Friday, September 25, 2009

Church in the Middle

This short video today is taken at the foot of a place called “Smokey Mountain.” It’s well known to all in the area. Thousands of people have made their homes all around it. It’s an old garbage dump site.

As you will see in the video, life goes on. That’s the theme of this country, I think. They live, laugh, buy and sell and go on despite their circumstances. I could learn a thing or two.

There is a little church in the video that is smack in the middle of a little neighborhood. On one side, there is a well known drug dealer and on the other, not 8 feet away, is a brothel.

The church stands.

How powerful is the Truth of Christ. How life changing it is!

http://www.youtube.com/watch?v=C3Wba-wC1PY

Thursday, September 24, 2009

Leaving You Hanging . . . Day Three

Leave you hanging.

I realize the last note / bog / article I posted might have left you hanging a bit. I mean, it was a pretty harsh and realistic piece about a particularly tough part of the Philippines. To leave you with the impression that most of this wonderful country is in this condition is completely untrue and is certainly not representative of most of what we witnessed.

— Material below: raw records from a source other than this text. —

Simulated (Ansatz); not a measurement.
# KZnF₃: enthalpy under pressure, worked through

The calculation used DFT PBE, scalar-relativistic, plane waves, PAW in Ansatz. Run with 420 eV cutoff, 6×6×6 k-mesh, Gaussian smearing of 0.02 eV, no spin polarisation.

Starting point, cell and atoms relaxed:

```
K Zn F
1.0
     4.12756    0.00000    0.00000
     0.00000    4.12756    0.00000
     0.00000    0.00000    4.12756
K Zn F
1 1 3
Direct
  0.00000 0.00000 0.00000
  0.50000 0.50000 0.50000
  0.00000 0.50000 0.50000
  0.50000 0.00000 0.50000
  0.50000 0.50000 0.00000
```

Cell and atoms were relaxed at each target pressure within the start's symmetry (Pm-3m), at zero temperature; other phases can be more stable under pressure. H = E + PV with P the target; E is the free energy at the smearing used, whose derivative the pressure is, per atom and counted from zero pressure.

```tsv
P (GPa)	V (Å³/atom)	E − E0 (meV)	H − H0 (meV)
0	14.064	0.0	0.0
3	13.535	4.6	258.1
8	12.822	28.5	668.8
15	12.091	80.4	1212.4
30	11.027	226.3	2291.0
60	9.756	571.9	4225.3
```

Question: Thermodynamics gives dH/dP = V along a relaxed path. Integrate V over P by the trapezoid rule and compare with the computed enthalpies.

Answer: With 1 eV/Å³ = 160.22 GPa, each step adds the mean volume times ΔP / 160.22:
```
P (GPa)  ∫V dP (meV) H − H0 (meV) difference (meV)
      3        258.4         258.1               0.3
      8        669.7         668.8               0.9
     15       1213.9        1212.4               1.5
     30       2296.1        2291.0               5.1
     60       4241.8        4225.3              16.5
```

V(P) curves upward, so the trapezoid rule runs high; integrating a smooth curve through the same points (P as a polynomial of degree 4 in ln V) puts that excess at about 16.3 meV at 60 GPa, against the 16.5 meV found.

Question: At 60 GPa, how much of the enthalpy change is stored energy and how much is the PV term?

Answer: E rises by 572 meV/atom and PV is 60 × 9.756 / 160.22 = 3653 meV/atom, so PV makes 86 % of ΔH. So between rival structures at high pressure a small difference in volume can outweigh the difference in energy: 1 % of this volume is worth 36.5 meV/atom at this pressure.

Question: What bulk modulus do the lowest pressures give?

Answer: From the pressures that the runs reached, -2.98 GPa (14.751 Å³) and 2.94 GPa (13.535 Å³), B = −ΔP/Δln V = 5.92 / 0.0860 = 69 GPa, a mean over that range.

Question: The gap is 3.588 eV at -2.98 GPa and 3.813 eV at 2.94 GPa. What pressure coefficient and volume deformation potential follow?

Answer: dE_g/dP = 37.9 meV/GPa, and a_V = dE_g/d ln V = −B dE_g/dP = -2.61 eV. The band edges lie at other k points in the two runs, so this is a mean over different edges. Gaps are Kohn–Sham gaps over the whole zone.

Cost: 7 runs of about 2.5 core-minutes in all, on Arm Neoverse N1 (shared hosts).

However, after leaving the cemetery we proceeded to visit with ministers and those whose mission it is to go face to face with the people of Manila, share the Gospel with them (no matter their circumstances or living conditions) and commit to stay with them as they learn the Truth.

After that, we drove (in the driving rain) to another part of the city of Manila known as Smokey Mountain. They say it’s so big and puts off such smoke that it can be seen from space. It’s the main garbage dump for the city.

One thousand tons of garbage arrive each day. And yes, you guessed it, there are people living in the garbage dump. This is not some Sanford and Son recreation. If it were possible, it’s as dark – literally and figuratively as the cemetery slum. People build makeshift dwellings among the piles of filth and garbage. The mud and whatever else was on the ground was ankle deep. When new trucks arrive, the people of the dump run to claim sacks of garbage, then start to rummage through to see what treasures they can find.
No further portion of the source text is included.